Applied Intelligence
Module 9: Working with Legacy Code

Testing Strategies for Unfamiliar Code

From manual characterization to AI-assisted coverage

The previous section introduced characterization tests as a technique for capturing actual behavior before modification. Writing them manually is tedious. For each function, you write a test, run it to discover the output, update the assertion, and repeat for every input combination worth capturing. On a legacy codebase with thousands of functions, manual characterization testing is impractical.

AI agents make this feasible. They generate characterization tests at speeds no human can match. A mid-sized module that would take a developer a full day to characterize can be covered in hours with agent assistance. The agent examines the code, identifies input combinations, generates test cases, and captures actual outputs.

This is not about replacing human judgment. It removes the mechanical barrier that makes comprehensive characterization testing impractical. With agents handling test generation, developers can focus on reviewing the tests, identifying gaps, and deciding which behaviors to preserve.

AI-generated characterization test workflow

Select the target scope. Identify which functions or modules need characterization tests. Start with the code you intend to modify. Expand outward to code that calls or is called by the modification target.

Direct the agent to explore behavior. Provide a prompt that emphasizes discovery over expectation:

Generate characterization tests for the OrderProcessor class.
Do not assume what the code should do.
Run each method with various inputs and capture what actually happens.
Include:
- Normal cases from calling code patterns
- Edge cases: nulls, empty collections, boundary values
- Error conditions: invalid inputs, missing dependencies
For each test, document the discovered behavior in the test name.

Review generated tests for coverage gaps. The agent will miss cases. It cannot know which edge cases matter to your business. Review the generated tests and add prompts for specific scenarios:

The characterization tests miss the case where customer.loyaltyTier is undefined.
Add tests that capture behavior when loyaltyTier is missing or null.

Establish the baseline. Run all characterization tests and verify they pass. This baseline represents current behavior, the behavior you must preserve or intentionally change. Commit these tests before making any modifications.

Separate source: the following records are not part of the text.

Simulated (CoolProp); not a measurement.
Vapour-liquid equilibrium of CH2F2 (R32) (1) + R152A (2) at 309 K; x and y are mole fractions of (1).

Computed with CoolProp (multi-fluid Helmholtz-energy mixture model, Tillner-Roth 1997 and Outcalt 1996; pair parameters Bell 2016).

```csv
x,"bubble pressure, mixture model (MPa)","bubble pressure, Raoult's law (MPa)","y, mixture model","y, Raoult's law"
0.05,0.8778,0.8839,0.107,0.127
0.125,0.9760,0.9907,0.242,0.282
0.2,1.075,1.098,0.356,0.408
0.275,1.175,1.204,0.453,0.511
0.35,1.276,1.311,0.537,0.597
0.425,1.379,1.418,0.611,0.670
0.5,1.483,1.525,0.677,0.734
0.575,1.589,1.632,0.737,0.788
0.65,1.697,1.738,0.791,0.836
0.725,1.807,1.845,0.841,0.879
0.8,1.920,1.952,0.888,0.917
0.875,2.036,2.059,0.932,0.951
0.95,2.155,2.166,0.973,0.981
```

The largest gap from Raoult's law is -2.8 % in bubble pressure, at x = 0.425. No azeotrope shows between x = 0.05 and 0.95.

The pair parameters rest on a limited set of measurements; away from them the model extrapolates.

Name characterization tests descriptively: shouldReturn95WhenRegularCustomerOrders100 not testCalculateDiscount. The name documents what you discovered, making future changes easier to understand.

Predictive impact analysis

Beyond generating tests, AI handles something humans struggle with: predicting which code changes will affect which behaviors. This predictive impact analysis helps prioritize testing effort where it matters.

Traditional impact analysis examines call graphs and data flow. A change to function A affects functions B, C, and D that call it. This analysis is mechanical and complete, but it treats all impacts equally. A payment calculation and an optional logging call both appear as dependencies.

AI-enhanced impact analysis adds context. By understanding code semantics, agents can assess which impacts are high-risk versus low-risk:

Analyze the proposed change to calculateShipping.
Which calling functions are most at risk of behavioral changes?
Consider:
- Functions that depend on the specific return value format
- Functions that handle edge cases the modification might affect
- Business-critical paths versus utility functions
Rank the impacted functions by risk level.

The agent's ranking reflects patterns learned from training data, millions of examples of which changes broke what. Not perfect prediction, but it focuses human attention where it matters.

Studies on AI-powered testing found that intelligent test prioritization identifies 87% of critical defects in the first 30% of test execution time. Instead of running the entire test suite and waiting, teams run the highest-risk tests first. Critical bugs surface early.

Risk-based test selection

Not all tests matter equally when modifying unfamiliar code. Some tests exercise the code you are changing directly. Others test unrelated functionality that happens to share a test file. Running everything is comprehensive but slow.

Risk-based test selection uses AI to determine which tests are most likely to catch problems from a specific change.

The approach:

  1. Identify changed files and functions. The agent examines the diff to determine modification scope.

  2. Map tests to changed code. The agent traces which tests exercise the modified functions, either directly or through call chains.

  3. Rank tests by coverage relevance. Tests that directly exercise changed code rank highest. Tests that exercise callers of changed code rank second. Tests with no connection to changed code rank lowest.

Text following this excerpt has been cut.